Tasks stuck in queued state when using Triggerer process along with max_active_tis_per_dag #34624

MichailKaramanos · 2023-09-26T09:48:54Z

Apache Airflow version

2.7.1

What happened

In our company, when we started taking leverage of the new triggerer process. In a specific Airflow instance, we started to have constant tasks stuck in queued state at random intervals almost every day.
The only difference between this specific instance and the other ones, is that this one has a DAG that max_active_tis_per_dag=1 in a configured in a deferrable enabled task to avoid having multiple runs of the same task instance along all dag runs.

The first strange behaviour that we noticed is that this configuration was not being respected and, when some delay was introduced between dag runs, multiple tasks were spawned and deferred.
The second behaviour that we noticed was that the tasks started getting stuck in queued state almost every day at a random interval
The third behaviour was that our alarmistic started bouncing between tasks being QUEUED <-> SCHEDULED state constantly
The last but not least was that the scheduler logs started looping and indicating that the concurrency limit was reached, such as: Not executing <TaskInstance: ... [scheduled]> since the task concurrency for this task has been reached.
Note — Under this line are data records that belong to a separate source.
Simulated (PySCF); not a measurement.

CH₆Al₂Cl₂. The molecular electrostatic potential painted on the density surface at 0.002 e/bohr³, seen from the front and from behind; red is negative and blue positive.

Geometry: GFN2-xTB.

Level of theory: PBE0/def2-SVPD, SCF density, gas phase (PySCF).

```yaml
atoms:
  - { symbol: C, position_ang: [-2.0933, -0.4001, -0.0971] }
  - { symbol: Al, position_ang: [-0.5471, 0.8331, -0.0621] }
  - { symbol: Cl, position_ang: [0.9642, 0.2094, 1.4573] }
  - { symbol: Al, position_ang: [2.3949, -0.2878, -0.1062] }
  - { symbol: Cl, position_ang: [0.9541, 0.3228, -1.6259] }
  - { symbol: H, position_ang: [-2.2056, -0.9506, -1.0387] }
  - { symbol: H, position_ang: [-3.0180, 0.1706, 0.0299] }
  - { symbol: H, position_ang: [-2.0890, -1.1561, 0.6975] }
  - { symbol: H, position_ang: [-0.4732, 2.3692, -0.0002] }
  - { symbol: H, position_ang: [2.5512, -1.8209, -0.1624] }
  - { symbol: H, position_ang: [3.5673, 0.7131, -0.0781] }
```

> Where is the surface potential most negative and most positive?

What you think should happen instead

Scheduler logs started being flooded with the following:

[2023-09-25T17:07:23.698+0000] {scheduler_job_runner.py:527} INFO - Not executing <TaskInstance: ... scheduled__2023-09-25T08:00:00+00:00 [scheduled]> since the task concurrency for this task has been reached.
[2023-09-25T17:07:23.698+0000] {scheduler_job_runner.py:479} INFO - DAG ... has 31/180 running and queued tasks

How to reproduce

A DAG with following characteristics:

max_active_runs=4
an hourly schedule_interval
A deferable task with max_active_tis_per_dag=1

Operating System

Debian GNU/Linux 11 (bullseye)

Versions of Apache Airflow Providers

No response

Deployment

Docker-Compose

Deployment details

AKS

Anything else

After digging the code, it seems that the following is happening:

Tasks EXECUTION_STATES does not contemplate the task DEFERRED state: https://github.com/apache/airflow/blob/main/airflow/ti_deps/dependencies_states.py#L21
On the other hand, when using pools, this state was contemplated by concatenating the task EXECUTION_STATES: https://github.com/apache/airflow/blob/main/airflow/models/pool.py#L184
This structure is needed to apply the concurrency limits here: https://github.com/apache/airflow/blob/main/airflow/jobs/scheduler_job_runner.py#L342
The previous concurrency_map gets filled with deferred tasks that already completed but are treated as starved tasks refusing to execute any more tasks, despite the deferred tasks were already completed: https://github.com/apache/airflow/blob/main/airflow/jobs/scheduler_job_runner.py#L530

To sum up, the fix would be to add the DEFERRED state to the EXECUTION_STATES structure:

EXECUTION_STATES = {
    TaskInstanceState.RUNNING,
    TaskInstanceState.QUEUED,
    TaskInstanceState.DEFERRED,
}

to have the similar behaviour of pools.
On the other hand, the pool's logic should have the same pattern, feed from that EXECUTION_STATES structure instead of making a concatenation:

allowed_execution_states = EXECUTION_STATES | {
            TaskInstanceState.DEFERRED,
        }

Are you willing to submit PR?

Yes I am willing to submit a PR!

Code of Conduct

I agree to follow this project's Code of Conduct

The text was updated successfully, but these errors were encountered:

boring-cyborg · 2023-09-26T09:48:56Z

Thanks for opening your first issue here! Be sure to follow the issue template! If you are willing to raise PR to address this issue please do so, no need to wait for approval.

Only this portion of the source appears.